Thursday, July 28, 2005
Hey You Kids, Stay Off My Lawn
At 31, I'm in that sort of gray area that hovers between pop culture currency and the ossified stodginess that one earns with a little bit of experience. The popular culture of our youths always seems so fresh and satisfying, but that's only because we haven't been around enough to realize that everybody is ripping somebody else off. For instance I don't have to listen to Jet because I've heard AC/DC and don't need to spend a lot of time bothering with a tired, echo-like, idea-free imitation.*

I do still like new music, though. And new movies and new television shows and new books. But that doesn't mean I don't catch myself saying stuff like "What the fuck is wrong with these kids today?" with the piercings and the tattoos and the ass-bearing pants** and the crazy big hair and the political conservatism...

Every once in a while you read something that sparks a random realization, setting the passage of time and your place in it in some kind of heretofore unrealized perspective. Like this story with the headline E-mail is for older people, teens say.

When I saw it, I freaked out just a little bit. I thought "Oh my God, they've invented something else without telling me and now millions and millions of young people are using it without me. That's it, I'm finished, it's time to curl up and die and crumble into dust and blow away and nobody will notice or care."

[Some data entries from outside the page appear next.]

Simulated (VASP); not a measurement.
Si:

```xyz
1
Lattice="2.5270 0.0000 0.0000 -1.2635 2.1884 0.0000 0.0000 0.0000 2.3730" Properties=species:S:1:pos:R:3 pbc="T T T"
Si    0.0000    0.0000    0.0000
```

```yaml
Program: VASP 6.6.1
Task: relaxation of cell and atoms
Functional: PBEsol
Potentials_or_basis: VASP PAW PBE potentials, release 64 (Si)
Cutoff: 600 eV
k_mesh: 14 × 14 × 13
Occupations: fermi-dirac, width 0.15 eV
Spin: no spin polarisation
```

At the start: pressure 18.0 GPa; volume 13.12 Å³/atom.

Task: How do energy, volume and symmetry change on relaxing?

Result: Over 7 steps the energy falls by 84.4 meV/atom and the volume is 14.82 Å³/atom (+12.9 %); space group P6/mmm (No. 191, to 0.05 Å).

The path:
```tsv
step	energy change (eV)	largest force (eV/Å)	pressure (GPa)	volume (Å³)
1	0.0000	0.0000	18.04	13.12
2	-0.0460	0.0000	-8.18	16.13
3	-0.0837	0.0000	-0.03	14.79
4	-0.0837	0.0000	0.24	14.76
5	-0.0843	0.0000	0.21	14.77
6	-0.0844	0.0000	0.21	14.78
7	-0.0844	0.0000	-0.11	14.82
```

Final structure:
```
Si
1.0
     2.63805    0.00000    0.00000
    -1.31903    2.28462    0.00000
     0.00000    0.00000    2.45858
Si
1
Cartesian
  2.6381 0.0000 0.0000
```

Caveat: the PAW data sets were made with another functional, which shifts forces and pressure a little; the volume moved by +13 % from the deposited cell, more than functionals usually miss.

Then I actually read the article and realized they were talking about instant messaging, a technology I had actually mastered and then gave up a long time ago in favor of making out with my girlfriend at the time.*** Who knew there could be something more exciting than that sound AIM makes when you get a new IM?****

What the article did make me realize is that I'm living amongst the second generation of internet-addled technophiliac infotainment junkies, the cutting-edge forward-thrust of which no longer necessarily includes me. Even the surveys taken by news agencies about tech usage among young people are re-runs of the same shit they used to ask Gen Xers when we were peddling our own tired disaffection in flannel shirts and uncomfortable-as-all-hell Doc Martens.

As far as technology goes, things change quickly. You know, when I started this blog, I was pretty proud of myself. Full participation in the technological now, right? Sure it's kind of faddish and trendy, but it's what people are/were doing and just like that I was doing it too.

Now, just 12 months after I started, nobody talks about blogs as much as they used to. Now all the newspaper articles about the popular and growing tech-hobby of choice is all about goddamn podcasting. Well, fuck. What, now I have to go out and buy a microphone for my computer and pretend to be Howard Stern just to keep up? You people are exhausting me. What would be the point of even trying? There was an article in Entertainment Weekly about people making and distributing their own serialized TV shows on the internet, so I'm sure that'll inch its way into the mainstream and push podcasting off the forefront in a matter of months anyway, right when I get my regular podcasted show where I want it.*****

Nope, I'm giving up. In fact, I'm going completely the opposite direction. I'm going totally retro. All tight-fitting poylester clothes in garish, clashing colors and patterns. All my music on 8-tracks with gigantor Princess Leia-style headphones. Cars that get 6 miles to the gallon, highway. Big, poofy coiffed hair held in place by all kinds of Aqua-Net. Huge, cheesy, unkempt mustache. That's right, I'm going to be Gabe Kaplan from Welcome Back, Kotter. I'm going back to 1977. Sure, laugh now, but in 10 years when a new group of stupid-ass kids thinks all that crap is new, I'm going to be a 41 year old god. Fuck with me at your peril.

This post on the Narcissus Scale: 8.0


*= although I think "Look What You've Done" is a really good song. But one-off examples are what peer-to-peer file-sharing software is for.

**= honestly, isn't the primary function of pants to cover your ass? Isn't it?

***= if Mrs. Pops is reading this, I'm totally talking about you, baby.

****= come on, sing it with me: "boodlee-DOO!"

*****= a sidekick, lots of gimmicky regular features, celebrity guests and a big whopping fine or two from the FCC.